The legal definition of probate is “a court-supervised process for identifying and gathering the assets of a deceased person (decedent), paying the decedent’s debts, and distributing the decedent’s assets to his or her beneficiaries.” I find that most people who ask to have probate consultations were not aware that they even needed to be involved in a probate. The most common statement made by most individuals who consult with me is “well I have a power of attorney, so I do not have to go through the probate process.” A power of attorney ceases to exist the moment the individual giving the power has died. What this means is that the power of attorney dies with the person who gave the power. Probate is a legal process only available for the estate of individuals who have died.
Simply because an individual has died does not mean that they qualify for the probate process. Typically, probate is the process in which assets and debts are administered. If the individual did not have any assets, then it is very unlikely that a probate case would even have to be filed with the court. Most of the time if an individual only had debts then those obligations die with that person. If there are no assets, then the creditors have no recourse. There may be exceptions to this and that is why it is always important to seek legal counsel when it comes to these matters. When a person dies and has few assets then the estate may benefit from simply having a Summary Administration file. This is an abbreviated version of a formal probate.

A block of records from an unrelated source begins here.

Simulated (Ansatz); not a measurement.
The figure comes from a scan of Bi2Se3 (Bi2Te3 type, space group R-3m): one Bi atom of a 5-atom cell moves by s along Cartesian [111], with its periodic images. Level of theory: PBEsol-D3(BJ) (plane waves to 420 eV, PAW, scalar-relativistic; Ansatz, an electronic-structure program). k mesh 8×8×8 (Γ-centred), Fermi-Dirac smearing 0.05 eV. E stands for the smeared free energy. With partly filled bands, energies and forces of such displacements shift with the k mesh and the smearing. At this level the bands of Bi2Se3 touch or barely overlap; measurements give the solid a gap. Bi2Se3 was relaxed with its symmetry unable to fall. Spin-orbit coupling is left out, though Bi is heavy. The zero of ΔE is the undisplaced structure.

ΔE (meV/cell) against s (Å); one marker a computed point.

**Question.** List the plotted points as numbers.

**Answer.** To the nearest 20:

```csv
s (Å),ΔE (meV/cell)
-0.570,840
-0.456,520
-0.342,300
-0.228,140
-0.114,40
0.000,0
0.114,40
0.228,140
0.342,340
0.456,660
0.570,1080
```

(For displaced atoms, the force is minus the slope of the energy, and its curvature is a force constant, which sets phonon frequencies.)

A formal probate is when you open a probate case for someone who had substantial assets. If an estate is worth more than 75k then it generally qualifies for formal administration. Through the probate process, many things are determined and set the pace of the process. One of the most important facts to remember is if the decedent died with a Last Will and Testament (Testate) or without a Last Will and Testament (intestate). If a person dies with a Last Will and Testament then essentially the decedent has left a set of instructions for everyone to follow. The Last Will and Testament (if done in compliance with Florida law) will designate a person to be the executor/executrix of the estate. This person will then follow the last wishes of the decent and administer the estate according to the instructions left in the last will and testament. If a person dies without a last will and testament then Florida law dictates who is designated the “person in charge” also known as the personal representative. This person will then have to adhere to what the Florida Probate Code says must be done. Florida law states who will get to be in charge, who will inherit and who will be paid based on priority. Often we find that intestate succession is not what the decedent intended. However, since there was no last will and testament then Florida law prevails.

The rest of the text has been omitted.